Balkanabat
Balkanabat
Balkanabat is the capital of the Balkan Region and holds a population of 110 000 people, situated at the foot of the steep-sided arid massif known as Big Balkan. Balkan region is basically the most Western part of Turkmenistan at the shore of Caspian Sea. Until 1999 the town was named Nebitdag (“Oil Mountain”) and it is to the oil industry that Balkanabat owes its foundation and development. The oil was discovered in the region in 1874 and a small refinery was built, bores were drilled in the following decade, but the area was eclipsed by the rapid development of the oilfields of Baku, and the refinery got bankrupt. It was not until the 1930s that commercial oil production from the Nebitdag area started again. Today no oil remains in the town itself, though it’s still a small center for the oil industry, as reserves nearby have not yet gotten exhausted.

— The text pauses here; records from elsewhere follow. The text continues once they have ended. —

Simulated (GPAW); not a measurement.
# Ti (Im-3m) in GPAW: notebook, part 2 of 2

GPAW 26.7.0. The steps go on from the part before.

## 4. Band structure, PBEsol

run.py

Balkanabat is the perfect stopover for exploring the southern and eastern parts of the Balkan Region rather than a city itself. The city is a staging point for trips to Dekhistan and Yangykala Canyon.
How to get to Balkanabat
Plane
Balkanabat Airport reopened for passenger flights in 2004, following a modernization, but there are currently only three flights a week between Balkanabat and Ashgabat, on Tuesdays, Thursdays and Saturdays. The flight time is one hour. The airport is 2 km east from Balkanabat, along the Ashgabat road. There is a Turkmenistan Airlines booking office in the railway station which is open during weekdays.
Train
The railway station is a plain brown block that lies on the southern edge of Balkanabat. Its main hall is vivified by mosaics depicting oil workers in action. There are two trains daily to Ashgabat (7 hours), and two trains to Turkmenbashy (3 hours), although to the latter one, both trains currently depart in the early hours of the morning.
Bus / Taxi
The bus station is located just in front of the railway station. A daily public bus operates the trip to Ashgabat in six and a half hours. Private taxis gather around the back of the bus station, enthusiastic to take you to Ashgabat, Turkmenbashy, or Hazar. A taxi to Ashgabat takes around four and a half hours.
Balkanabat Sights
Balkanabat is set out in a grid pattern, with Soviet-era apartment blocks dominating the western side of town and Turkmen homes forming the eastern suburbs. Magtymguly street is one of the main streets running east-west and parallel to the railway. At its center lies a Niyazov Square, observed by a lonely statue of the former president.
Regional History Museum
Regional History Museum lies in the Gurtgeldi Annayew street, containing ethnography, archaeology and wildlife exhibits of the Balkan region including a display of local carpets. You can check out the anchor designs and symbols of the Caspian dwelling Yomut Turkmen. The museum is located opposite the Cultural Palace of Oil Workers. There is also a room dedicated to the achievements of post-independence Turkmenistan, including photographs of President Niyazov’s visits to Balkanabat. A hall to the left contains a mix of ethnography, archaeology and ecology. The former section includes a display focused around a segment of the yurt, displays of jewelry worn by ladies and horses, a selection of carpets and assorted agricultural and domestic implements. There is a small display devoted to the early oil industry when the precious liquid was extracted from shallow deposits just as water from a well and then transported in barrels loaded onto camels. The underwhelming archaeology section manages a few pots and a couple of models of the sights around Dekhistan.
Carpet Factory Museum
Northeast from the museum, along Azady street, you can reach the Balkanabat Carpet Factory that has a small museum. Some of the products of the factory are displayed inside, including entries to past competitions of carpet design. There is a set of decorations for a camel, a carpet design named Unity, combining the “Guls “characteristic of different Turkmen tribes and one called Peace to the World, whose “guls” incorporate numerous doves.
Caravan Monument
Caravan Monument is known as Monument to the Builders of Nebit Dar and Monument of Pioneers. It stands on the west side of the city at the roadside in Balkanabat, dedicated to crossing the desert. It is one of the most attractive statues in Turkmenistan, a monument to the desert explorers who first identified the oil wealth of the area. The camel strains forward amidst a fierce sandstorm, the men around it shielding their eyes from the harsh sand-laden wind.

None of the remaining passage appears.